YOLO Date Stamp Detector

Source code, training pipeline, and blog post: 👉 github.com/pike00/yolo-datestamp-detector

Fine-tuned YOLO26-medium that draws a bounding box around the camera date stamp burned into the corner of a scanned photograph. Single class, one box per photo (when present).

Many consumer cameras from the 1980s-2000s imprinted date stamps directly onto film: small orange/red/amber LED digits (typically M D 'YY, e.g. 10 3 '99) burned into the bottom edge of each photo. When these photos are later bulk-scanned, the date stamp is often the only reliable source of temporal metadata. This model locates those stamp regions so a downstream OCR step can extract the actual date and write it back as EXIF metadata.
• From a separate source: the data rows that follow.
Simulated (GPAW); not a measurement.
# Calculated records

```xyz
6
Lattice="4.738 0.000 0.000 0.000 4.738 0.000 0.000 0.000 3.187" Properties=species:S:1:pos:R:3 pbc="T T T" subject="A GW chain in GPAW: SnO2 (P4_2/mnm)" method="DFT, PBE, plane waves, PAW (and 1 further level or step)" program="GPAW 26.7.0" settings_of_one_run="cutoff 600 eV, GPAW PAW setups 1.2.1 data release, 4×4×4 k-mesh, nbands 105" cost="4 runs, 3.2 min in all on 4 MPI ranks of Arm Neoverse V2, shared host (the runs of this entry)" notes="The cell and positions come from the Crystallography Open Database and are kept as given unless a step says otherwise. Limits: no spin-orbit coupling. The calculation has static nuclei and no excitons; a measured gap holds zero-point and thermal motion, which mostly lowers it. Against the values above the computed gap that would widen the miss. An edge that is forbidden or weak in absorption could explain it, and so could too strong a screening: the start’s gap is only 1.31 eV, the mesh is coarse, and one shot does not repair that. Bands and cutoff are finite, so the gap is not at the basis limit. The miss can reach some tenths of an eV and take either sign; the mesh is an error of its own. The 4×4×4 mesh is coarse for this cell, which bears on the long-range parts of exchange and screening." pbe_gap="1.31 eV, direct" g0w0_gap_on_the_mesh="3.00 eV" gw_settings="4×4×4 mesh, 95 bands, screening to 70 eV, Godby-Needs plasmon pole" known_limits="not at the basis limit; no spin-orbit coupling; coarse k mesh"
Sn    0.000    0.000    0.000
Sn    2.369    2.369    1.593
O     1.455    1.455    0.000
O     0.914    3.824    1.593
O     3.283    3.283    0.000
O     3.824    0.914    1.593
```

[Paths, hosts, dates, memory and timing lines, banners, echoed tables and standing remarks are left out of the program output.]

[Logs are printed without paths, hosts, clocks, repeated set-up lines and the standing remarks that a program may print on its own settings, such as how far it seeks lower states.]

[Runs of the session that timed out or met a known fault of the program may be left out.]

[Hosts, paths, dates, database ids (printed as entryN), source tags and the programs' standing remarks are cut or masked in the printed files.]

The model draws a bounding box around the orange 4 23 '95 date stamp in the bottom-right corner.

Quick use

from ultralytics import YOLO
from huggingface_hub import hf_hub_download

weights = hf_hub_download("pike00/yolo-date-stamp-detector", "best.pt")
model = YOLO(weights)

results = model("your_scanned_photo.jpg", conf=0.5)
for r in results:
    for box in r.boxes:
        xyxy = box.xyxy[0].tolist()    # [x1, y1, x2, y2]
        conf = float(box.conf[0])
        print(f"stamp @ {xyxy}  conf={conf:.2f}")

No detection means "no date stamp visible" -- about half of real scans fall into this bucket, and the model is trained on negatives so empty results are meaningful.

Metrics

Evaluated on a 663-image held-out validation split:

Metric	Value
Precision	0.959
Recall	0.961
mAP@50	0.962
mAP@50-95	0.754

The lower mAP@50-95 reflects some looseness in tight bounding-box localization, which is fine for this use case -- the box only needs to roughly locate the stamp region for downstream cropping and OCR.

Confusion matrix: 587 true positives, 17 stamps missed (recall 97.2%), and 40 background-only images where the model drew a spurious box. No-stamp photos were added as negative training examples to keep the FP rate down.

The PR curve hugs the top-right corner. Precision stays above 95% across almost the entire recall range before dropping off past recall 0.97.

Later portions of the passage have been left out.